Get Your Blog Up

“This administration is populated by people who’ve spent their careers bashing government. They’re not just small-government conservatives—they’re Grover Norquist, strangle-it-in-the-bathtub conservatives. It’s a cognitive disconnect for them to be able to do something well in an arena that they have so derided and reviled all these years.”

Senator Hillary Clinton

Tuesday, November 30, 2004

Couldn't stop the fear

One of my friends has told me that I shouldn't get to upset when someone of the right says something wrong. But sometimes I just cannot help it. Take, for instance this statement by Del. Steve Landes, R-Weyers Cave, and the chair of the Republican caucus in the Virginia House of Delegates:
One thing I heard during the campaign was that Republicans were trying to use fear to motivate voters. I didn't hear that personally, but I suppose the argument has to do with the president saying that he supports traditional marriage, for example. But even that wasn't that big an issue, at least in terms of the Bush-Cheney campaign.

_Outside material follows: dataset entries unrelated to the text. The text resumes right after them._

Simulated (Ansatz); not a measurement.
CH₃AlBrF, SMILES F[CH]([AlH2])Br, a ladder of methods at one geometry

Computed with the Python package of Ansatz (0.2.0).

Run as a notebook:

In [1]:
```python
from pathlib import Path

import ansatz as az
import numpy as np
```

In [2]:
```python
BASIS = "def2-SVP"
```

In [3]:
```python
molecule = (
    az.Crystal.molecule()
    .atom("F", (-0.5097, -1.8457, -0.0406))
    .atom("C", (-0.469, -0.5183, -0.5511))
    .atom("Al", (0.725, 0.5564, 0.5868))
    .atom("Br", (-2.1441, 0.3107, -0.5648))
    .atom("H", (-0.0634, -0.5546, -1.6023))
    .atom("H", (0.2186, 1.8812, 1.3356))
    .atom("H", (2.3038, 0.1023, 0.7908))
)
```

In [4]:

Didn't hear it personally, Steve? Let me refresh your memory:
"It's absolutely essential that eight weeks from today, on Nov. 2, we make the right choice, because if we make the wrong choice then the danger is that we'll get hit again and we'll be hit in a way that will be devastating from the standpoint of the United States," Cheney told about 350 supporters at a town-hall meeting in this Iowa city.

Note that Steve then makes a disconnect to traditional marriage as a fear tactic. Then he says even that wasn't a big issue. I seem to recall a certain President spending days fighting for an amendment to the U.S. Constitution that bars gays from getting married. That would make it a big issue.

What scares me most is not that people like Steve make statements like this, but that they actually believe them. Steve didn't hear the fear tactic because he didn't think Cheney's statement was one of fear, but of truth, and that it wsn't out of line to suggest at all.

Those that voted for Bush really felt that their man, the man who ignored all warnings leading up to Sept. 11th, the man who has proclaimed repeatedly that it is a matter of when and not if we get struck again, the man who is willing to watch a reform bill to better protect America with bipartisan support languish because he doesn't want to goad GOP leadership in the House into an uncomfortable decision, their man was the only one who could stop another attack on America. And to proclaim as much makes perfect sense as well.

There's was a fanatical devotion to a man who, despite a failure during his tenure, was the man to keep them safe. That, ultimately, was what got Bush elected again. Fear of terror and incumbancy. None of this moral values crap. They sold their man as the savior to their fears, and didn't care how immoral they had to be to do it.

Sadly, 51% of Americans who voted didn't seem to care.